In the final scene as the villain attempts to escape his helicopter blows up and a major shock-wave hits people on the ground. Anti-matter taken from the experimental site reacts with matter creating the huge explosion.
The understanding is that the cern collider is aimed to produce anti-matter. That it will give us either the chance at some other form of alternative energy or further weapons possibilities.
All Photos Courtesy of CERN
But even with the energy levels it could create the expected cost of creating anti-matter on earth would be far too great to make it a cost-effective energy generation source. In space travel, where it could be acccessed in flights, it should be very useful.
Then there were the stories about how the operation of the collider would create black holes that would suck the earth into it. That starting it up would spell the end of the world.
When a bird short-circuited one of the initial power-ups some scientists even postulated it had time travelled - sent from the future, Terminator-like, to stop the collider causing horrendous consequences.
So what was it designed for? How far has it got to this point?
Created by CERN - the European Organisation for European Research, founded in 1954 - and running a huge circuit about the French-Swiss border near Geneva, it is the latest in a series of particle accelerators and detectors to further our understanding of fundamental particle physics.
It was also at CERN that the World Wide Web was born in 1989, a creation of Tim Berners-Lee, a scientist there, to allow scientists from different centres to share information. For the huge projects that had been established in the past and especially with the hadron collider collective computer power was necessary to handle and crunch the data.
Previous particle accelerators at CERN and elsewhere had been useful in delivering nuclear particle information. Some aspects still proved elusive.
Protons and neutrons are not the smallest building block of our universe being composed of smaller essential particles of quarks, held together withgluons. Even these parts account for very little of the total mass of the nucleus. Huge forces are required to overcome the attachment of the gluons and allow for the more elemental particles to be studied. Of interest, and yet to be experimentally found in other experimental approaches, is the Higgs boson proposed as the particle that gives everything its mass.
By creating two streams of fast-moving protons (or hadrons) each approaching the speed of light and moving in opposite directions within the large hadron collider's well-configured long tunnel and then colliding them together at chosen times and places it was hoped that energetic conditions approaching the Big Bang at the beginning of the universe could be created - if only for the briefest part of a second.
Finally this elusive particle was demonstrated in the early part of 2014. Results have been produced from this huge machine!
Along the nearly 27 kilometre long circular tunnel there are a number of monitoring posts each designed to reveal specific answers.
Each of these is located in either France or Switzerland with a varying number of scientists from 20 or so to nearly three thousand associated with each one. Representing many countries, they aim to unlock some fundamental answers about our universe.
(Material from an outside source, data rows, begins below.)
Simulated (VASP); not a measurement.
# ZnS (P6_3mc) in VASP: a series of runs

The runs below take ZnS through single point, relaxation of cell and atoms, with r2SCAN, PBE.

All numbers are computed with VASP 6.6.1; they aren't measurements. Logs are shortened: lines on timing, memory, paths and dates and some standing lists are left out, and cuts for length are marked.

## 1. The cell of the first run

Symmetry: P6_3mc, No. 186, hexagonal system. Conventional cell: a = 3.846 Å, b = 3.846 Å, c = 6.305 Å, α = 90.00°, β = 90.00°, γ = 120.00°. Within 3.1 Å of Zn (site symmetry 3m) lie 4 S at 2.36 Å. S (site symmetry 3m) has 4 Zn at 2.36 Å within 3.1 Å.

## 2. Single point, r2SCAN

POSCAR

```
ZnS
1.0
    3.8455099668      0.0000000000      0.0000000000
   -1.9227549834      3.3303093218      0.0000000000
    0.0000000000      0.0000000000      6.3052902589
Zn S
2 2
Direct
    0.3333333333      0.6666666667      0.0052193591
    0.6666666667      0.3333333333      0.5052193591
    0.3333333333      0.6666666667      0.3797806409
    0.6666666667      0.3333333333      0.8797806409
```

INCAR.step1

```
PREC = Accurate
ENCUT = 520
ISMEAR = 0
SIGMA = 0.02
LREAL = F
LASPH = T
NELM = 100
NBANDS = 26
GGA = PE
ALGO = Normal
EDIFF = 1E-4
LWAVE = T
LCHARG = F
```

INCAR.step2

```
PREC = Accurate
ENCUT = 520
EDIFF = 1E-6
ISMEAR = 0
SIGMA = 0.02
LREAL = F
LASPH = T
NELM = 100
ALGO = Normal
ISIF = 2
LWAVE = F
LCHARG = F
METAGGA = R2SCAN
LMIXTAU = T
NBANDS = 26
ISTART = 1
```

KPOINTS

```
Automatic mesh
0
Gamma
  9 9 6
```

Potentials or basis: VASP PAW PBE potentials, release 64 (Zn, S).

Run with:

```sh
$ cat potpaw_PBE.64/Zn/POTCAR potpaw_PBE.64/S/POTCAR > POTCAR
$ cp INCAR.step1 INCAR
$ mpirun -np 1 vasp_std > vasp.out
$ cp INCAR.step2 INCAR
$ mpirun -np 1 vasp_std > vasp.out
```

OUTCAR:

Within the particle physics universe two main streams influence thought - those of purely theoretical research and others producing experimental results. The theorists postulate ideas such as string theory to explain the structure of the universe. Within this arm there is a feeling that there are a number of other dimensions (beyond the four people commonly recognise) and that some of the unexplained phenomena that have been observed in space could be contained within such a structure.
With only 4% of the observable universe being made of matter as we understand it, there are other components out there. Dark matter (at 26%) and dark energy (70%) also exist, exerting gravitational effects on the universe we can see.
The experimental physicists would love to demonstrate some of these other aspects and how matter obtained its mass.
Some of the monitoring posts aim to demonstrate the Higgs boson for the first time. At the same time they hope to demonstrate other dimensions and evidence of dark matter. Others are looking for quarks postulated present in anti-matter, cosmic ray effects, checking proton size and one to create the early post big bang postulated quark-gluon plasma, from which by primordial nuclear fusion the universe formed, with the chance to clearly demonstrate these component basic particles.
The power of the large hadron collider CERN is seven times greater than any previous similar apparatus.
To extend our understanding it had been assigned a budget of 7.5 billion Euros!
In spite of early delays, the hadron collider has been running and the world has continued to exist.